CSAIL Forum with Alison Gopnik
Speaker
Host
Please join us for the CSAIL Forum with Alison Gopnik
CSAIL Forum hosted by Daniela Rus
Speaker: Alison Gopnik
Distinguished Professor of Psychology, Affiliate Professor of Philosophy, and Berkeley Artificial Intelligence Research Group, UC Berkeley
Title: Empowerment Gain as Causal Learning, Causal Learning as Empowerment Gain: A bridge between Bayesian causal hypothesis testing and reinforcement learning
Date/time: Tuesday 12:00-1:00 EDT, November 4, 2025
Venue: Live stream via Zoom: Registration required
Bio:
Alison Gopnik is a leader in cognitive science, particularly the study of learning and development. She was a founder of the field of “theory of mind”, an originator of the “theory theory” of cognitive development, and the first to apply Bayesian models to children’s learning. She has received the APS Lifetime Achievement, Cattell, and William James Awards, the SRCD Lifetime Achievement Award, the APA Distinguished Scientific Contributions Award, the Bradford Washburn and Carl Sagan Awards for Science Communication, and the Rumelhart Prize for Theoretical Foundations of Cognitive Science. She is a member of the National Academy of Sciences and the American Academy of Arts and Sciences and a Cognitive Science Society, American Association for the Advancement of Science, and Guggenheim Fellow. She was 2022-23 President of the Association for Psychological Science. She has six grandchildren.

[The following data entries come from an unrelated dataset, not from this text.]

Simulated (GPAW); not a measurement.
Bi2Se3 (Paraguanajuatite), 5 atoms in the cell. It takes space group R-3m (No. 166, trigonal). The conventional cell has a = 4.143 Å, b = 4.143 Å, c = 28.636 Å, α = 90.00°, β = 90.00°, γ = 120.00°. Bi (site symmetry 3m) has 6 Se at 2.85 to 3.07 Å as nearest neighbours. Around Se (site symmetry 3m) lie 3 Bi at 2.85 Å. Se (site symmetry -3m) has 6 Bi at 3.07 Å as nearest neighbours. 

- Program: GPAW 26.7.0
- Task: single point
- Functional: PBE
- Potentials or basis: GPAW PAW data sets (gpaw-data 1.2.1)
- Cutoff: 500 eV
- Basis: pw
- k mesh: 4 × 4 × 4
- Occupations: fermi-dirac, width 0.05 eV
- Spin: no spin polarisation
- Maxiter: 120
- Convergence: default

She is the author of over 160 journal articles and several books including the bestselling and critically acclaimed popular books The Scientist in the Crib, 1999, The Philosophical Baby, 2009, and The Gardener and the Carpenter, 2016. She has written widely about cognitive science and psychology for The Wall Street Journal, The New York Times, The Economist, and The Atlantic, among others. Her TED talk has been viewed more than 5.6 million times. She has frequently appeared on TV, radio, and podcasts including “The Charlie Rose Show”, “The Colbert Report”, and “The Ezra Klein Show”.
Abstract
Learning about the causal structure of the world is a fundamental problem for human cognition, and causal knowledge is central to both intuitive and scientific world models. However, causal models and especially causal learning have proved to be difficult for standard Large Models using standard techniques of deep learning. In contrast, cognitive scientists have applied advances in our formal understanding of causation in computer science, particularly within the Causal Bayes Net formalism, to understand human causal learning. These approaches also face challenges when it comes to learning however. In parallel, in the very different tradition of reinforcement learning, researchers have developed the idea of an intrinsic reward signal called “empowerment”. An agent is rewarded for maximizing the mutual information between its actions and their outcomes, regardless of the external reward value of those outcomes. In other words, the agent is rewarded if variation in an action systematically leads to parallel variation in an outcome so that variation in the action predicts variation in the outcome. Empowerment, then has two dimensions , it involves both controllability and variability. The result is an agent that has maximal control over the maximal part of its environment. “Empowerment” may be an important bridge between classical Bayesian causal learning and reinforcement learning and may help to characterize causal learning in humans and enable it in machines. If an agent learns an accurate causal model of the world they will necessarily increase their empowerment, and, vice versa, increasing empowerment will lead to a more accurate (if implicit) causal model of the world. Empowerment may also explain distinctive empirical features of children’s causal learning, as well as providing a more tractable computational account of how that learning is possible.